Posted in: Apple, TV | Tagged: Slow Horses
Slow Horses Creator & Showrunner Discuss Season 5 Focus, Emphasis
Slow Horses author Mick Herron and showrunner Will Smith on the show's evolution and how Season 5 "comments on contemporary British politics."
Article Summary
- Slow Horses season 5 adapts "London Rules" and dives deeper into contemporary British political themes.
- Showrunner Will Smith highlights new plot focus and evolving character dynamics for the upcoming season.
- Chris Chung’s Roddy Ho takes center stage when his suspicious new romance sparks chaos among the Slow Horses.
- The series continues its sharp commentary on the UK's self-inflicted wounds and post-Brexit challenges.

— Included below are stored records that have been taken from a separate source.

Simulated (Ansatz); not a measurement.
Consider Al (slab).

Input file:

The new season of everyone's favourite new spy series, Slow Horses, is almost upon us, and original book author Mick Herron and series showrunner Will Smith have a lot to say about the series at Theakston Old Peculier Crime Writing Festival at The Old Swan Hotel in Harrogate. "What I love about the books and what it enables you to do with the series is it can have slightly different emphases," Smith said. "Series 1 was kidnap plot, so it starts and it just rips. And series 2 was the Russian spies in the past being reactivated, and it delved into the past, so it had that different kind of energy and feel to it. Then 3 was just the scale of it, and the action which became that big set piece shoot-out at the end, which I absolutely love. And then 4 is the darkness of David's backstory and David's decline, and River coping with that, which was all fantastic."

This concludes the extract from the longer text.